The most popular enterprise search engine
Apache Solr is a search platform based on Apache Lucene – a Java API for full-text search. Solr was originally developed in 2004 for the CNET Networks news portal. Since 2007, the search platform has ranked as a top level project at the Apache Foundation and accomplishes a lot more than just searching through text. Today, Solr is regarded as the most popular search engine in the enterprise environment. The user list includes the heavyweights AT&T, ebay, Instagram and Netflix. We have been using Solr as a search component for complex web applications for years – e.g. in connection with online shops or e-government platforms. The more recent ElasticSearch represents an alternative. Since it is maintained by a private company, the long-term further development of the search engine is still open as is the form that the license will take.

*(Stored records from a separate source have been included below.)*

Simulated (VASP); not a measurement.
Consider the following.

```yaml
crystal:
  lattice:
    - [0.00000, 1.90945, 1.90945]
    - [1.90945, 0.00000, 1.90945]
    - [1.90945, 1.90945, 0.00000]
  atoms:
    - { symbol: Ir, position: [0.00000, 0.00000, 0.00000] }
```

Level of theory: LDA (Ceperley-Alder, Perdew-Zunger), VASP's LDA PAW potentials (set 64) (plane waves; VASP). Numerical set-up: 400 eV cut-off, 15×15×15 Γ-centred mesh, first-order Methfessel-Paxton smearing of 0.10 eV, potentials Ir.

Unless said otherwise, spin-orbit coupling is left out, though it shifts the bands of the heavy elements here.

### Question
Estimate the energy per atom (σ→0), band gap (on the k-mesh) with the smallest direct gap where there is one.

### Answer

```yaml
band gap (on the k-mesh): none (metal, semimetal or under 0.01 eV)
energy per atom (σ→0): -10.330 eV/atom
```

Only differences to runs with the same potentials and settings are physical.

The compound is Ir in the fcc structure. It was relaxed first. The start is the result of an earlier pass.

Flexible indexing and fast searching
Indexing and searching are the two central steps in working with Solr. Indexing is conceptually comparable with generating the index of a book in which keywords refer to page numbers. When a new chapter is added, the index has to be updated. When an index has been created, contents can be found very quickly via search words. For example, a project could involve implementing real time searching in a pool of 20 billion data sets with various criteria or combinations to enable the tracing of historical associations. Besides text, Solr supports many other data types such as pairs of coordinates or even geometrical figures.
Designed for distributed systems
One of the most important characteristics of Solr in the context of big data is that the technology scales well and is designed for distributed systems. If the index becomes very large, it can be distributed across several servers in so-called shards without much effort. A query is then subdivided into several sub-queries, each running on individual shards. Especially in connection with Hadoop, Solr impresses with these strengths. Hadoop can also perform the indexing of the content in a cluster at high speeds and parallelism.